Shares in the Alameda, Calif.-based outfit gained $16.56, or more than 110 percent, to $31.56 at the 1 p.m. PST close of regular trading. Earlier, Geoworks announced it will begin seeking fees for wireless data server systems and software utilizing the increasingly popular Wireless Application Protocol (WAP), which the company believes is based partly on its patented technology. Potential licensees could include Phone.com and Spyglass.
WAP underpins much of the "wireless Web" access services offered by companies like Sprint PCS or AT&T, enabling customers to browse a stripped-down version of the Web on their tiny mobile phone screens. At this point, connections speeds are slow and few sites are available--but companies like Phone.com that back the standard have already experienced strong market growth.
The licensing program was not unexpected, as Geoworks last May announced its belief that a portion of WAP is based on the company's intellectual property. But the collection of royalties could impact the deployment of wireless Internet services just as analysts and company executives begin bracing for their widespread adoption. The move is a first among members of the WAP Forum, an industry group that oversees the increasingly popular protocol.
Geoworks plans to implement two licensing programs by July 1 targeting content developers, software makers and wireless server manufacturers. The fees will be $20,000 each year for companies with more than $1 million in annual revenue, the company said. In addition, the company is seeking up to 10 percent of revenue per user from the likes of Spyglass and Phone.com.
Some analysts question whether royalty fees will affect pricing for consumers and business customers.
"I don't know if everybody else is going to want to get their little piece of the pie," said Probe Research senior wireless industry analyst Alan Mosher. "But if five or six vendors come forward (with royalties), it's just going to add to the cost of the phones."
Several other companies also have claimed that the WAP protocol, an amalgam of several different technologies, is based on "essential intellectual property rights" owned by the respective firms.
Geoworks chief executive Dave Grannan said the royalties will represent a powerful new source of revenue for his company. But Grannan said the company is being careful not to squelch WAP before it even takes hold in the market.
"To ask people to pay you a royalty for something is pretty serious," he said. "We walk that balance between wanting to get revenue for our product, but not wanting to do anything to stifle the growth of WAP."
Officials at the WAP Forum are concerned about anything that might delay the deployment of WAP services, but said licensing royalties are commonplace and should not necessarily cause alarm, particularly if the fees are fair.
"We would be discouraged if one of our vendors tried to take advantage of the process," said WAP Forum chairman Greg Williams. "I'm not saying at all that Geoworks has done that. I think what they've tried to do was set a price that is fair and reasonable, as anyone would.

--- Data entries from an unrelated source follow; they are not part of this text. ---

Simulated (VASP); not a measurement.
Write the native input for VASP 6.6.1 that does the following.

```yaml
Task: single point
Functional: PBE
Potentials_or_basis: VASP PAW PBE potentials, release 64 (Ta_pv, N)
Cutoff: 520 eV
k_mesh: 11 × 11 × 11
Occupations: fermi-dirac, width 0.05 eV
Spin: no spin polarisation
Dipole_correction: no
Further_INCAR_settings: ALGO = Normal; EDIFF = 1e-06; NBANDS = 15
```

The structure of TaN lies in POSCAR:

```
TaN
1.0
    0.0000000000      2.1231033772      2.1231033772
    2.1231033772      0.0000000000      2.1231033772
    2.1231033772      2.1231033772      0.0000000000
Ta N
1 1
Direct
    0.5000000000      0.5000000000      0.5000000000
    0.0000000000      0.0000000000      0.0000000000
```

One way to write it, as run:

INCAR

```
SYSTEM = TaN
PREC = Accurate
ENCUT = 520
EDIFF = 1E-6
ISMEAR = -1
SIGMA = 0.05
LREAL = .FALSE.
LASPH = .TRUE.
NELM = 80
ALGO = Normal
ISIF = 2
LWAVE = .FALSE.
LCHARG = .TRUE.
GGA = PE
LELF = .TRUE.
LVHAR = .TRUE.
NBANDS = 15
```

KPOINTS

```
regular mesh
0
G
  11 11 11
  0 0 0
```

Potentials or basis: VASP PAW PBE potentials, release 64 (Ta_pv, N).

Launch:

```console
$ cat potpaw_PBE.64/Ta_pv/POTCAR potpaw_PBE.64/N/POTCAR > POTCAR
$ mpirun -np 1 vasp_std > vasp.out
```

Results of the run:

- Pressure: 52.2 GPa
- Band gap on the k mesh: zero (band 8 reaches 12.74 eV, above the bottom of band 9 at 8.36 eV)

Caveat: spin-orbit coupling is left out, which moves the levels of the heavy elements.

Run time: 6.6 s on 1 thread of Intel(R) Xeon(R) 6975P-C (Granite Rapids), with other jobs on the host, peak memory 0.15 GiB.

"How it turns out, we'll just have to see over the next few weeks as these companies begin to negotiate licensing agreements," Williams said.
Other partners inside the wireless standards group say they're not sure how Geoworks' claim will affect them. Representatives from Phone.com and Nokia, two of the founders of the WAP standards process, said that their attorneys were still looking over the claims.
That a claim exists is not surprising, they added. The WAP standard has been built on top of technology from several different companies, and many of them have at least theoretical rights to claim some intellectual property ownership.
"By virtue of building a standard, each company contributes a small part of it," said Ben Linder, vice president of marketing for Phone.com, which itself has pieces of its own technology inside the standard. "Then you trade with each other to keep implementing the standard."